Design Pattern - Generic - Access Area
Purpose
Section titled “Purpose”This Design Pattern describes the access area: the final area of the architecture, where the prepared data leaves the data solution for further use through outgoing interfaces.
Motivation
Section titled “Motivation”The presentation layer compiles the data available in the integration layer into a format that is fit-for-purpose for consumption — transforming the organisation’s holistic information model into specific deliveries per use case. The access area is where this delivery happens: it is the part of the solution that consumers can access.
The goal is usually to limit and simplify data access. A typical delivery model has a limited number of relationships between data sets, so consumers do not need complex join logic — the dimensional model being the classic example. Conversations about the ‘single version of the truth’ belong here: the access area is the best place in the architecture to have them, even when that truth applies to a specific use case or subject area.
Applicability
Section titled “Applicability”This pattern applies to every data solution that delivers data to consumers. Consumers vary widely — front-end reporting and analysis software, APIs, export files, exposed data sets, and people querying directly (most notably with SQL) — which is why the solution speaks of outgoing interfaces, mirroring the incoming interfaces of the staging layer.
Structure
Section titled “Structure”The access area captures the target delivery model for the data:
- Specific business logic for data delivery is applied here, to the extent it has not already been addressed in the integration layer.
- Common implementations include aggregation and organising data into hierarchies.
- Each delivery (data mart) reflects its use case; the shape varies with the consumer.
Implementation guidelines
Section titled “Implementation guidelines”- Introduce a decoupling mechanism to isolate consumers from changes in the data solution’s structure. A common approach is database views on top of the access area objects: the semantic layer references the views, never the underlying objects directly. Changes can then be applied while the view preserves backwards compatibility, until consumers have updated their interfaces.
- Keep data marts as small as possible, so they remain decoupled from each other — a change in one mart should not affect other marts and their applications.
- Where final preparation is expensive or shared between deliveries, support the access area with a performance area rather than complicating the delivery objects themselves.

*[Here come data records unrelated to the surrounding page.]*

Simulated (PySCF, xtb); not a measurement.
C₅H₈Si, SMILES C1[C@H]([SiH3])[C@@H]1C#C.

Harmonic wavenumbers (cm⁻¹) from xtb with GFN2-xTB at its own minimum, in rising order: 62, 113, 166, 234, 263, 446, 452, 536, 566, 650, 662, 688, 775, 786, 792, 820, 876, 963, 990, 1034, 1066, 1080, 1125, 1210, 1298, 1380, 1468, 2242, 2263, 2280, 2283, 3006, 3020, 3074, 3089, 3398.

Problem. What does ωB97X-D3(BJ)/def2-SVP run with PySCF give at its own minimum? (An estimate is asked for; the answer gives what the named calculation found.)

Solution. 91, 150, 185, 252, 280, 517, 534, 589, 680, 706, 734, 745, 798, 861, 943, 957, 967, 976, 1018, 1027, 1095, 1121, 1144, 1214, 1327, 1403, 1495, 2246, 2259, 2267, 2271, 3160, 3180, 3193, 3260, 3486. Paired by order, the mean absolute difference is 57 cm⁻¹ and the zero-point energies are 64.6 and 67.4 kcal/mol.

Considerations and consequences
Section titled “Considerations and consequences”- The ‘truth’ delivered is fit-for-purpose: different use cases may legitimately receive differently shaped (or differently aggregated) data from the same integrated foundation.
- Decoupling through views adds a maintained artefact per delivery, but buys the freedom to evolve the solution without breaking consumers.
- The variety of outgoing interfaces means the access area is where format-specific concerns (naming, data types, time zone presentation) are finally resolved.